Watch and wonder: How stupid are we?

Edith Johnson
Jakarta Post
22 November 2009

After the recent screening of The Age of Stupid, an indie film with a novel approach to environmental documentary, some of the audience lingered for some climate change chit-chat, pondering the pros and cons of doomsday messaging.

Chicken Little meets appreciative inquiry - whom should we back at this historic moment?

Green Radio, Greenpeace and other co-hosts managed to attract about 120 filmgoers to an English-language film with Indonesian subtitles that deserves far wider distribution here. The 30-odd diehards who stayed after the end were cheered up when co-host Green Radio gave away the door prize, a bicycle designed and produced here in Indonesia. The winner was only a bit appreciative - how to get it home on his motorbike?

If you sit down with a Greenpeace activist, a social scientist and a handful of people active in climate change issues, you'll find the tenor of the discussion to be desperate optimism. What's the right way to engage people with the realities of climate change post-Kyoto, post-Inconvenient Truth, and just barely pre-Copenhagen?

But first the film.

Director Franny Armstrong gives us a creative montage of animation, straight-up documentary and sci-fi film traditions to tell a pressing story in real terms we can all understand. Pete Postlethwaite plays the last man on earth, recording his final testimonial in the archive of all human achievement, somewhere 100 miles north of Norway in the post-apocalyptic future. (Which is not so futuristic given global futurists have already set up the Seed Bank in Spitsbergen.)

The four documentaries interwoven through the film offset the dark oblivion of The End, focusing on four real people doing real things to fight the climate change dilemma humans have created. Windmill makers, mountain guides, subsistence farmers are all living within the new "climate code".

The scene stealer is 82-year-old mountain dweller Fernand Pareau, who takes us on an awe-inspiring climb into a recently exposed glacier in the Alps. If a picture is worth a thousand words, then his backyard tells us that this world is not about us.

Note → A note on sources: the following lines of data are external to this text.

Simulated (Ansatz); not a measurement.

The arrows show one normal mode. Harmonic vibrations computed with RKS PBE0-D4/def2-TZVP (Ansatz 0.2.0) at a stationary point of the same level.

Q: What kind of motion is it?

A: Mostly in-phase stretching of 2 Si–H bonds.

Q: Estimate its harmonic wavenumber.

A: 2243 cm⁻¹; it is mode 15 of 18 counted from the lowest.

Piers Guy's story is about his neighbors, incredibly narrow-minded though seemingly intelligent Britons, who think windmills are ugly and refuse to let him throw up a few in their delicious little corner of Cornwall. It shows the practical side - that real decisions take place in town council and zoning meetings in local communities, not in Oxfam offices. We understand the high barriers to accepting the new climate code in ordinary places.

The high-quality animation and effects in the film, its futuristic, creative angle for presenting news clip after news clip, weaving a story together the way we all surf these days - it's all clever enough to make us realize that Al Gore's Inconvenient Truth is just a nerdy dressed up slide show (sorry, Al).

That high-quality and new version comes from the new production mechanism. The film was crowd-financed with social networking techniques (thanks, Barack), with everyone who contributes getting a share in the film (psst - pitch in at

If the new media are going to make a difference, then this film's message is its way of coming into being and can give us real hope that media and messages can cut through complaisance.

Just another word on technique. Anyone admiring the twisted genius of Terry Gilliam, even if you work for Exxon, will adore this film. The filmmakers let animation director Jonathan Hodgson romp across the screen with multitudes of facts and figures in cardboard cutouts. Special kudos for representing the scale of the issue and the forces at play with "lo's o' li'l bits".

So here's the debate: do we talk about climate change and get everyone engaged by talking about the possibilities, about what can be? Show me a movie about how climate change got reduced and we keep our temperature at about 2 degrees Celsius more than pre-industrial levels. Show me people living without oil in large groups, not the isolated Manhattanite writing a book or wind-farm advocates pretending to be just another regular family in the Cotswolds.

Or do we say, "not enough, not nearly enough" and start raising some ruckus because, despite all the talk, the burning continues while millions of Asians are just beginning to get the chance to say, "I want to get me some of that energy age lifestyle, thank you very much. Just give India a couple of years of pleasure and then we'll turn liberal too."

The Age of Stupid will be screened again in Indonesia on Dec. 4. Details will be announced at

Quotes from The Age of Stupid

The Archivist (Pete Postlethwaite): "We could have saved ourselves, but we didn't. It's amazing. What state of mind were we in, to face extinction and simply shrug it off?"

Alvin DuVernay (Shell paleontologist and hero of Hurricane Katrina): "In my opinion our use or misuse of resources the last 100 years or so, I'd probably rename that age, something like The Age of Ignorance, The Age of Stupid."

Fernand Pareau (French mountain guide): "When you're in the mountains you're roped together. The risk is the same for you as it is for me."

Piers Guy (UK wind-farm developer): "How the heck are we meant to persuade people in India and China to develop in a more sustainable way when we're not even prepared to accept the odd wind-farm in the landscape?"